Church  $–>  Sponsoring Church  —$–>  Preacher

Whereas a number of small churches might not have much to contribute each on their own, human reasoning would suggest that if many small churches funnel their money through a single large church, more support can be accomplished with greater efficiency.

Many Smaller Churches  $–> Large Sponsoring Church  —$–>  Many Preachers

Although this might seem expedient from a human reasoning perspective, it is not a mere matter of expediency.  This is because the pattern of direct church-to-preacher support is uniform in all recorded examples.  Therefore, the authority is specific, and we do not have the liberty execute it differently.  Remember that for a thing to be an expediency, it cannot be specified; expediencies apply to generic commands only.  If a command is specific, our only choice is to do it in obedience or not do it in rebellion.  Moreover, this arrangement changes things.  This unlawfully creates an additional management level, breaks down church autonomy, and also relieves the small churches of their responsibility to manage their own work.  Mere expediencies do not add, subtract, or otherwise change anything.

This arrangement is not a better idea than God's simple plan.  We may think the matter is insignificant, but it is still action without God's authority.  Besides, the biblical pattern will work; there is no reason to depart from it.

3.       The divinely appointed institution

As some churches unlawfully function as man-made missionary societies, man-made missionary societies unlawfully function as churches.  A missionary society takes free-will contributions in order to preach the gospel without charge and give relief to the needy (discussed later), as similarly a church does.  Consider that if members of this society now only meet together and partake of the Lord's Supper and sing and pray, there is practically nothing different between their work and that of the church.  This is effectively a man-made church.  It is a human institution assuming the work God has ordained for the collective church as a body: the divine institution.

As individuals, we have complete authority to go about preaching the gospel anywhere and anytime, free of charge (Acts 8:4).  However, if we would desire to cooperatively preach the gospel freely through an organized institution, we need to recognize that God has already ordained such an organization for this purpose: the local church.  "Teach the gospel" does not mean "form an organization."  A human institution is not an expediency for teaching the gospel, because something more is added.  It is completely possible to teach the gospel to the whole world by no other organization than the Lord's church.  However, when people believe, repent, and obey in baptism at the gospel preaching presented by a man-made organization, the organization gets the glory.  It does not matter how much the organization claims that the glory belongs to God, the honor unavoidably goes to the organization.

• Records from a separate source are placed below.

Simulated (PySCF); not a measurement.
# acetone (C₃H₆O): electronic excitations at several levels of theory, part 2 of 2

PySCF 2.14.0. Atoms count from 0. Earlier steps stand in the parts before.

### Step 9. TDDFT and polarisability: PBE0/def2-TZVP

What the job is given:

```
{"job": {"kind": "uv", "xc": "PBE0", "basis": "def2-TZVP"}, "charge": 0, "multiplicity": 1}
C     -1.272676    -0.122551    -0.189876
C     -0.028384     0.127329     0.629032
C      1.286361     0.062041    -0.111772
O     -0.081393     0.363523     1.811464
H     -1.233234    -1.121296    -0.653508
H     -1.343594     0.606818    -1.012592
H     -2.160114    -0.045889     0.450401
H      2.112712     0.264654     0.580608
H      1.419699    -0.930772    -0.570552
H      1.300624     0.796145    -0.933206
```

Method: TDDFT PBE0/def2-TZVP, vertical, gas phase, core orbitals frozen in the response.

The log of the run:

Consider this from a secular perspective.  Suppose a group of people recognize a need to save a certain endangered animal species from extinction and decide to work together to that end.  They realize they do not have the necessary resources for the work, so they organize fund-raisers and obtain free-will contributions.  With their acquired funds, they launch advertising campaigns to acquire more funds and more people to join the effort.  They lobby government bodies to spare the animal's natural habitat from development.  They employ scientists to study the animals and develop captive breeding and release programs.  When the species makes a recovery, the praise naturally goes to the organization and its founders, no matter how much they might deny their worthiness.  Still others seeing this result are encouraged all the more to join their cause, enlarging that organization and growing its notoriety and respect.

In like manner, any man-made organization which wins souls to Christ through preaching the gospel will inevitably receive praise and honor from men for their work.  Any such human organization which does the work that God designed the church as an organization to do discredits and supplants the divine organization and robs it and its Founder of the glory and honor they rightfully deserve.

2 Corinthians 8:18-24  And we have sent with him the brother whose praise is in the gospel throughout all the churches, 19 and not only that, but who was also chosen by the churches to travel with us with this gift, which is administered by us to the glory of the Lord Himself and to show your ready mind, 20 avoiding this: that anyone should blame us in this lavish gift which is administered by us -- 21 providing honorable things, not only in the sight of the Lord, but also in the sight of men. 22 And we have sent with them our brother whom we have often proved diligent in many things, but now much more diligent, because of the great confidence which we have in you. 23 If anyone inquires about Titus, he is my partner and fellow worker concerning you. Or if our brethren are inquired about, they are messengers of the churches, the glory of Christ. 24 Therefore show to them, and before the churches the proof of your love and of our boasting on your behalf.

Ephesians 3:21  To Him be glory in the church by Christ Jesus to all generations, forever and ever. Amen.

Ephesians 5:25-27  Husbands, love your wives, just as Christ also loved the church and gave Himself for her, 26 that He might sanctify and cleanse her with the washing of water by the word, 27 that He might present her to Himself a glorious church, not having spot or wrinkle or any such thing, but that she should be holy and without blemish.

The scriptures make clear that all the glory for the shared work in the gospel is to fall upon Jesus Christ and His church alone.  Our Lord did not die to establish a human institution.  Any missionary society, college, religious publishing company, or other man-made corporation today which accepts free-will financial contributions and preaches the gospel without charge is essentially operating as a church: executing the function of the divine corporate body which God has appointed for this work.  As much as we might suppose that some other institution or foundation is a better arrangement, any such organization is unnecessary, and it over-shadows the church which cannot be improved upon.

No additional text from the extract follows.